United Spirits Ltd’s December quarter sales rose by only 11.3% to Rs.2,174.01 crore from a year earlier. This was despite a 7% growth in overall volume and a 29% increase in the sales of premium brands. A richer product mix should have normally seen sales increase at a faster rate, but a higher excise incidence affected its net sales growth during the quarter.
Gross sales rose by 21.7% over the year-ago period, but excise as a percentage of gross sales increased by four percentage points to 56.95%, and by 6.5 percentage points sequentially. That’s why its net sales growth came in at a much lower figure. But United Spirits’ excise incidence does fluctuate between quarters, as the June quarter’s figure was 56.3%. Therefore, a year to date figure may be more useful for comparison. In the nine months till December, volumes rose by 3% and revenue by 14%.
Though sales growth was relatively low, it grew ahead of the increase in its cost of goods sold, which grew by 8.8%. The company said that spirit costs had increased during the quarter, causing a Rs.27 crore hit, but it expects this to moderate as the cane crushing season is in full swing. United Spirits’ operating profit margin widened by 2.3 percentage points to 12.5%, despite other expenses increasing by 16%.
The company’s focus on selling more of premium brands, which now contribute to about one-fourth of revenue, has helped improve its margins. These could improve further as the firm has got government permission to sell higher priced brands and the impact of this development will be felt from the March quarter onwards. In Tamil Nadu, its problems continue as the firm is being forced to operate at a lower capacity, and is being forced to mark a portion of that capacity for cheaper brands.
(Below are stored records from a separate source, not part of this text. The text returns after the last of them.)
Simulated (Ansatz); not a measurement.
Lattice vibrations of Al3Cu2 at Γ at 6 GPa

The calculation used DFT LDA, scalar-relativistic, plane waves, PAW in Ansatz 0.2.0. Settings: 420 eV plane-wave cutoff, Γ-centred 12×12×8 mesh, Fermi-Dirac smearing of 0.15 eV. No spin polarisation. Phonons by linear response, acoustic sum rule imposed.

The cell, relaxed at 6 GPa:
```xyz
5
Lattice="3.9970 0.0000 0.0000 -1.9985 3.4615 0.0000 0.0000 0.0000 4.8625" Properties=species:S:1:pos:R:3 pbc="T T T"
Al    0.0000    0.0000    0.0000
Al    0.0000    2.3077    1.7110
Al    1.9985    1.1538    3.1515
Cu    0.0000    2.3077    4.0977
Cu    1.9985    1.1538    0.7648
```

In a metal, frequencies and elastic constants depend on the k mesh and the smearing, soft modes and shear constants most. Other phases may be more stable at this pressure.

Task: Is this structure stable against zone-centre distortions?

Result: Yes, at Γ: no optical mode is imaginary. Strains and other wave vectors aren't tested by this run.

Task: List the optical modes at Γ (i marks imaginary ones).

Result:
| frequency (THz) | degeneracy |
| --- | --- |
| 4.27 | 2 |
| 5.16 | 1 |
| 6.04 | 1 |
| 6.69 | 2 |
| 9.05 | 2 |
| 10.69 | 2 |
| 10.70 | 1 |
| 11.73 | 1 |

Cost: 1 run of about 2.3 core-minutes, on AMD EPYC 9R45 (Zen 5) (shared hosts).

United Spirits’ operating profit rose by 37.1%, and a relatively low increase in interest and depreciation costs led to its net profit increasing by 71.2% to Rs.80.6 crore. In absolute terms, interest continues to be a serious overhang on the firm’s performance, as it ate away 59.6% of the operating profit during the quarter.
The company’s shares rose by 2.11% on Tuesday, which could be partly attributed to its results and also news that Diageo Plc’s open offer may have got the market regulator’s approval. Investors will be keen to watch how the acquisition by Diageo, which is awaiting regulatory approvals, reflects in United Spirits’ performance in the quarters and years ahead. One benefit that is expected in the near term is a reduction in interest costs.
Optimism on the post-acquisition integration benefits is what may be holding up United Spirits’ share price at these levels, as it trades at an expensive price-to-earnings multiple of 37 times its 2013-14 estimated earnings per share, based on consensus estimates prepared by Thomson Reuters.